Montage (Jackpot January #29)
- Ash Hutchings
- Feb 1
- 2 min read
If I could go back and cut out a word from each of these previous posts, which would I choose?
Imagine your life as something you hold in your hands, made of fragile glass, and you drop it. It shatters into a thousand pieces. Do you think you could put it back together right? Would you want to?
I’ve tried collage, tried writing with the ‘cut and stick’ method before. It’s not that the results are bad, it’s just that my heart isn’t in it. I think I’ll always like making more than rearranging.
Collage and montage differ mainly in the relationship between their constituent parts. A montage is a bunch of semantically-related clips that imply change over the passage of time. For instance, the classic training montage in every sports film shows the actor(s) doing a bunch of exercise to get fit for their sport. A collage, on the other hand, may contain some relationship between its elements, but if there is one, it is always open to interpretation. A montage is open, and a collage is closed.
When you try and arrange events into an order, you cannot create pure collage in your head. We think in terms of montage, in terms of connected events that provoke change across time.

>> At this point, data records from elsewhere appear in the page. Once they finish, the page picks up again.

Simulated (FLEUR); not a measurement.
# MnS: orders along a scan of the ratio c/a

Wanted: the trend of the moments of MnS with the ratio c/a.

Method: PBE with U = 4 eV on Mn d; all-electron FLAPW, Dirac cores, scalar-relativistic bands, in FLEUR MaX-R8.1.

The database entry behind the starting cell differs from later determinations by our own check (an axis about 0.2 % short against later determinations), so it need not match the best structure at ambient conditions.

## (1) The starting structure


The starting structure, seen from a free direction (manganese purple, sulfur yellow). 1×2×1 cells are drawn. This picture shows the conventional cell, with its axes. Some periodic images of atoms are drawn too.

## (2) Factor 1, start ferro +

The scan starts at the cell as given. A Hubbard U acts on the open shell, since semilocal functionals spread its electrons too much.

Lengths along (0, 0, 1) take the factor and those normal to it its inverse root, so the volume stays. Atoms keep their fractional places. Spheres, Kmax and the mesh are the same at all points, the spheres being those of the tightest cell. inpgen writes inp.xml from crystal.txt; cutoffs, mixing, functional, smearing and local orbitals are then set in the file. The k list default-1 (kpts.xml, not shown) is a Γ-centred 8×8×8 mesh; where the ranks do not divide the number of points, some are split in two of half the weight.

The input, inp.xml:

It’s cool to think I could make something new just by mixing up everything I’ve ever written; I’d love to do collage like that. But what saddens me is knowing I could never get rid of the drive to make it mean something, to arrange it in a coherent manner or at least a manner which has some kind of meaning or association.
None of us can really escape from that instinct to connect things. It’s automatic, our brains do it without asking.